May 23, 2012
Studies Illustrate Plight of Introverted Students
By Sarah D. Sparks
Education Week
Educators often look for ways to bring quiet children out of their shells, but emerging research suggests schools can improve academic outcomes for introverted students by reducing the pressure to be outgoing and giving all students a little more time to reflect.
"Whoever designed the context of the modern classroom was certainly not thinking of the shy or quiet kids," said Robert J. Coplan, a psychology professor and shyness expert at Carleton University, in Ottawa, Canada. With often-crowded, high-stimulation rooms and a focus on oral performance for class participation, he said, "in many ways, the modern classroom is the quiet kid's worst nightmare."
Susan Cain, the author of Quiet: The Power of Introverts in a World That Can't Stop Talking, published by Random House this year, argues that such children often stop learning when they feel emotionally threatened in a class environment in which being an extrovert is considered the norm.
"There is too often a tendency to see it as inferior or even pathological," Ms. Cain said, "so teachers feel they have to turn the introvert into an extrovert."
Quiet as Stupid?
Take a typical class review session, in which a teacher asks rapid-fire questions and calls on students in turn.
"So if a teacher asks a question and the person doesn't answer right away," Mr. Coplan said, "the most common thing is the teacher doesn't have time to sit and wait, but has to go on to someone else—and in the back of their head might think that child is not as intelligent or didn't do his homework."
That slowness to speak can dramatically affect a student's success in classrooms where vocal participation and group activities are critical.
A 2011 study found teachers from across K-12 rated hypothetical quiet children as having the lowest academic abilities and the least intelligence, compared with hypothetical children who were talkative or typical in behavior.

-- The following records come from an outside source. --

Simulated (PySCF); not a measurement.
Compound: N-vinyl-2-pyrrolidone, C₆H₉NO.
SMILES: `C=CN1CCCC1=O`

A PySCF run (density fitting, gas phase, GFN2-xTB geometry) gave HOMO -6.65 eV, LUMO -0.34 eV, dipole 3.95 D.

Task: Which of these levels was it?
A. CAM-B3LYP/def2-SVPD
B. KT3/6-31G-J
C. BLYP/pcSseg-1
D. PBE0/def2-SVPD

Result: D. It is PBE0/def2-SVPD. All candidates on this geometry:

Interestingly, teachers who were identified as and who rated themselves as shy agreed that quiet students would do less well academically, but did not rate them as less intelligent.
As many as half of Americans are introverts, according to the Center for Applications of Psychological Type, located in Gainesville, Fla.
There's a distinction between shyness—generally associated with fear or anxiety around social contact—and introversion, which is related to a person's comfort with various levels of stimulation.